A customer had developed a data pipeline based on AWS technology that was becoming slow as their client based scaled.
They had reached well beyond five million devices when their retention window of two years was causing significant slow-downs in both loading the data and running queries against the datasets. Most of the time, analysts could not query data because all of the processing time was consumed loading data into the database.
As well as being slow, the system was also costly because it relied on expensive infrastructure - in this case, Redshift DC nodes - to provide a brute force solution to the data loading and analysis problem.
The engineering team that had initially built the platform was engaged on other new product development features and did not have time to revisit this project. We were hired to review the technical solution, re-design the database from the ground up, and deliver a new platform.

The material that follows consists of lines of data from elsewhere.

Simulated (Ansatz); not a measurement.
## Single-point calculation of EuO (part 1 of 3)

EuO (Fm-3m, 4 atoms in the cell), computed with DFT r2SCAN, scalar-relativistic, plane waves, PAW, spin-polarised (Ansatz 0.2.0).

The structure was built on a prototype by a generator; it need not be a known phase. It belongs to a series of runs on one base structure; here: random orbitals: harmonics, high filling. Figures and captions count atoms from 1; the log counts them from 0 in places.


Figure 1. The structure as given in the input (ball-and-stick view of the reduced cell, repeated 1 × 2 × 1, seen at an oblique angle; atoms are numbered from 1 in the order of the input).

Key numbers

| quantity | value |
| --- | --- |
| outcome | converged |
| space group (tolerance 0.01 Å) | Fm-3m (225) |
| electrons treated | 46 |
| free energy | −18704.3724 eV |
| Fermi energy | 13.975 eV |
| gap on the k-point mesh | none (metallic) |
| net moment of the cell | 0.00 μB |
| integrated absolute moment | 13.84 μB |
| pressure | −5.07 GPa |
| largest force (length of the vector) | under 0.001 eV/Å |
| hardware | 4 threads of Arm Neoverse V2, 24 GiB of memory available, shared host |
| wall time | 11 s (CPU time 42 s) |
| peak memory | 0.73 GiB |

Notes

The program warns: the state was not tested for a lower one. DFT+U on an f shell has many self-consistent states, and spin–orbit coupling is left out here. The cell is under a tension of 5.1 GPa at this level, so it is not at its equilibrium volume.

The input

We continued with an AWS solution, this time based on Redshift DS nodes, which are significantly more cost-effective, and we optimized the database schema to make better use of Redshift's distribution and sort keys to ensure the most efficient use of the available hardware. It's a common factor that we find many development teams create cloud deployments with time-to-market in mind and never revisit to optimize. The hosting costs can subsequently scale exponentially, and only a few design changes can make significant reductions in cost.
By the time we had completed the migration, we had reduced the client's hosting costs, fixed the throughput problems, and also enabled more sophisticated queries and analysis on the database. The client spent the costs saved on hosting on establishing an off-shore DBA service where we operate providing pro-active database optimization, remote query support, troubleshooting and database updates.